Employee Engagement
Employee Engagement

Employee engagement is the term used to describe how people feel when they show up to work. Engaged employees enjoy going to their jobs. They feel valued and respected. They feel comfortable and challenged. They’re enthusiastic about their work. They feel as though they are contributing to the overall goals and mission of the organization. They have the company’s interests in mind, because they feel the company cares about them in return.

However, in 2015, only 32% of American workers were considered engaged with their work, according to a poll by Gallup. This means that the majority of the population is dissatisfied, bored, or uninterested in their jobs.

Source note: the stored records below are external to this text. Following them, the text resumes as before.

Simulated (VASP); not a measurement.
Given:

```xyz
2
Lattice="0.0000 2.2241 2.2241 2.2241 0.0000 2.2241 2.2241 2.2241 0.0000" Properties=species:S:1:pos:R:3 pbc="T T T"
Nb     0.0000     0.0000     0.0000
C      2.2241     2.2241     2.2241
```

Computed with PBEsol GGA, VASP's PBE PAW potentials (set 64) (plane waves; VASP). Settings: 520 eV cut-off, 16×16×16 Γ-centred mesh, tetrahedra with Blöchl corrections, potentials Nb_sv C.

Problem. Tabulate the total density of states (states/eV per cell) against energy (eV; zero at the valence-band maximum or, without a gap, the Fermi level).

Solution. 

What does this mean for companies? Low morale, low health, low productivity, and decreased profits.

What does this mean for society? An unhappy, unhealthy workforce that could potentially implode for the worse of our overall economy.

 

The Importance of Employee Engagement

Thankfully, more and more companies are pushing for a higher focus on employee engagement. Organizations are seeing the benefits and importance of engagement towards building a strong company.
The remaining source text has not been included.